Vulkan: possible NaN propagation on llama-3 8B (more testing required)

stduhpf commented 6 months ago

Sometimes when playing around with the new Llama-3 models with the Vulkan backend (on the server example) I ended up in a situation where the model would suddenly start generating complete gibberish. Once this happens, the server keeps generating garbage only, even when evaluating a new prompt that used to work before.

A server restart fixes the output. (until the next time it happens)

My setup: GPU: Vulkan device: AMD Radeon RX 5700 XT | uma: 0 | fp16: 1 | warp size: 64 (gfx 1010), OS: Windows 10 22H2

I suspect some operations are randomly generating NaNs, which stay even after clearing the KV cache. Reminds me a bit of https://github.com/ggerganov/llama.cpp/issues/5243, except it doesn't always happen.

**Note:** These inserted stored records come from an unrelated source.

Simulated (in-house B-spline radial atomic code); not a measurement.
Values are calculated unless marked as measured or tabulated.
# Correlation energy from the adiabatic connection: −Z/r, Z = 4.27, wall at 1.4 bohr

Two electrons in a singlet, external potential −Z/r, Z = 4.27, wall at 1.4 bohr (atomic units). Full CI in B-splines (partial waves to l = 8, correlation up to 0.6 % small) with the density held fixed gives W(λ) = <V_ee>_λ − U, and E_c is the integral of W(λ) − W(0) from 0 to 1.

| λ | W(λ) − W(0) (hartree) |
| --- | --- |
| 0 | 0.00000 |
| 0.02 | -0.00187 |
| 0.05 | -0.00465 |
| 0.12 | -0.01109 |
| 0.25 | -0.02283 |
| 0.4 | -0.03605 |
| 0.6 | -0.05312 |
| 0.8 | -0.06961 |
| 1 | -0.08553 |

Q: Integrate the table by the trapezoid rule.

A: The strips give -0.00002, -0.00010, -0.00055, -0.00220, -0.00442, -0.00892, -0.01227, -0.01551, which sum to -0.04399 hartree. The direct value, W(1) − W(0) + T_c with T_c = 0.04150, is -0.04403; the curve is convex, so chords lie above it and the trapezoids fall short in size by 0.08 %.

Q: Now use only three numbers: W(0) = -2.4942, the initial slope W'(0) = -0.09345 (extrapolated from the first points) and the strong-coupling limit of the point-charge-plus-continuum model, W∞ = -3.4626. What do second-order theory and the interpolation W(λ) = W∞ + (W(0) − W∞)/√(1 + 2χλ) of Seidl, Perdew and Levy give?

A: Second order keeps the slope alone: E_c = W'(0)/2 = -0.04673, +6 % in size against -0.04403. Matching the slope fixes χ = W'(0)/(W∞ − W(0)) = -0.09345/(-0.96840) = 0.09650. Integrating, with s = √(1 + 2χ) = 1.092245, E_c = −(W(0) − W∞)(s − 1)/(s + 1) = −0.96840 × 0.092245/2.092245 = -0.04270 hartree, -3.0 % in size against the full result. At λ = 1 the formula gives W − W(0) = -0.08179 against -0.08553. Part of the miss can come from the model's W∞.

I'll try to build a simple setup to consistently cause this issue.

Edit: I can't find a new prompt that causes that problem, and I can't really share the one I already have, if I try to remove the sensitive information, it doesn't cause the issue anymore... The one I have consiently crashes the Llama-3-8B base model (tested with Q3_K_S/Q3_K_M/Q4_K_S) , but not the instruct model. No issue with the same prompt on other backends.

Kartoffelsaft commented 5 months ago

I have encountered this both with both mistral-7b-instruct-v0.1.Q4_K_M.gguf running on an Intel UHD 620 (Manjaro Linux) and mistral-7b-instruct-v0.2-code-ft.Q4_K_M.gguf on a GTX 1070 (Arch Linux).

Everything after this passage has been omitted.